The holiday season is always an interesting one for me. In addition to visiting family, in-laws, food, and fun, it’s one of the few times I am exposed to modern television. I’m not normally exposed to television at all (except football on Saturday’s at the bar), as I simply don’t watch it. I also don’t miss it. I find reading articles on the internet, or reading books far more entertaining. The holidays usually serve to remind me why I don’t watch TV, as I am bombarded by the mindless shows, ridiculous commercials, and 24/7 celebrity infotainment. This time around, however, I was exposed to a particularly disgusting modern show, which is so revolting it deserves its own rant.

I’m talking about TLC’s “What Not To Wear“.

I’m not quite sure how a show this awful and vapid managed to work its way onto a network known as “The Learning Channel”, but then again looking at the rest of the lineup, with many “interestingly” named “gems” like:


  • A Makeover Story
  • American Hotrod
  • Little People, Big World

I have to question what people are learning. Just in those three shows, the channel is selling shallow judgmental culture, NASCAR, and “Let’s laugh at the midgets”. Bravo, way to teach people good values and interesting lessons. I can only imagine the depths of tacky tasteless crap that these shows manage to plumb, as “What Not To Wear” dredges up some Grade A Sewage, and masquerades it as entertainment. Not having experienced the other shows on The Loser Channel, I’ll have to focus on “What Not To Wear”, and why shows like this are an affront to America, Freedom, and just plain old good taste and tact.

The premise of “What Not To Wear” is simple, since Rich Northeasterners are Vapid, Shallow and Soulless, they assume this to be the condition of Americans everywhere, and thus appearance is the sole quality by which people should be judged. As such, the show implores its viewers to send in their friends and family to be ridiculed on national television for having tastes which are independent of what Paris Hilton or Tom Cruise are currently wearing. The hosts (both of which are poster children for Coastie Callous Consumerism) then make the participants an offer, they can waste $5,000 on clothes from stores which are paying the show for massive product placement, if they throw all of their current clothes into the trash (and of course buy clothes that the celebrity zombies agree are “in fashion”). This of course leads me to two large questions:


  1. Who needs to spend $5,000 on clothes, especially when we live in a world full of hunger and illiteracy?
  2. If you’re going to toss out someone’s wardrobe, would it kill you to have a heart and donate it to the Salvation Army or Goodwill?

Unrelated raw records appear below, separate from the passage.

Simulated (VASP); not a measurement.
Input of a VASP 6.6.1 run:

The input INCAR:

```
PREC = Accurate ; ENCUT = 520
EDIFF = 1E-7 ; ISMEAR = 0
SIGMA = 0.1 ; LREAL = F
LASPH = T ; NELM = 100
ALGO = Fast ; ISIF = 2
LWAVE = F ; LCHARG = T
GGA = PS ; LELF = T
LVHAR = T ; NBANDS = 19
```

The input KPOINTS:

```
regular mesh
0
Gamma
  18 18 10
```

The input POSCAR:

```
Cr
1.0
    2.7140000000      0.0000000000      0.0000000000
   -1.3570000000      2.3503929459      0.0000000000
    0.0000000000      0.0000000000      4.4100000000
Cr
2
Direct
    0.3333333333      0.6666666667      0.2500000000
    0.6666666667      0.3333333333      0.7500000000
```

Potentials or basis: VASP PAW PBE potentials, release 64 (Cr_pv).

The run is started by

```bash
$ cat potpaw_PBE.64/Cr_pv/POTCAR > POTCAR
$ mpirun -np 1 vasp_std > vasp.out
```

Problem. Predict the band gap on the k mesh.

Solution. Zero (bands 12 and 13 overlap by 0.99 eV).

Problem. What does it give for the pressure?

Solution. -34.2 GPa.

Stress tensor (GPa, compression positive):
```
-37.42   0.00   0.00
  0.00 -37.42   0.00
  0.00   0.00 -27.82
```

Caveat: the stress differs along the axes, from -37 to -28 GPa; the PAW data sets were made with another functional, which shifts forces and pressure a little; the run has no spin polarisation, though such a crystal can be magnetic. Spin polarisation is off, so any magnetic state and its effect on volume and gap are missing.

The rest of the show is simply an exercise is tearing down someone’s individuality and rebuilding them as a celebrity zombie, decked out in the latest brands that are paying the show for promotion (with long panning shots over store names), repeat ad nauseum, which doesn’t take long at all. I’m sure with our modern infotainment, celebrity, consumerism obsessed culture that this is but one in a long list of disgusting shallow shows on TV. What bothers me is that this trash is on television in the first place, and what’s more, that a lot of people seem to be watching it.

Personally, if I had $5,000 to give away every episode of a TV show, I can think of millions of better ways to spend it that actually contribute to the world. Like perhaps finding a needy elementary classroom, introducing people to the town and children, and then donating 25 Laptops from the One Laptop per Child project to the class. Or maybe they could have people write in with charities to donate the money too, and spend the episode show casing needy causes. Another great idea would be to find soup kitchens around the country, and visit them, using the $5,000 to outfit them with better equipment to help feed the homeless.

Note that these sort of uses of the money don’t mean that the show can’t make income from product placement. If a company wants to donate something to a charitable cause, by all means give them some screen time! That sort of generosity deserves to be rewarded, and if a company really wants my business, that is the way to convince me to give it to them, not by supporting shallow behavior and wasteful spending. Unfortunately I have little hope that anything will change. Shows like “What Not To Wear” embody a disturbing and sick slice of modern American culture, a slice that is nothing more than a gussied up version of the blue collar obsession with Wal-mart style consumerism. It’s a sickness we need to face as a culture and cure before we let it destroy the values we, as Americans, are supposed to treasure and strive for.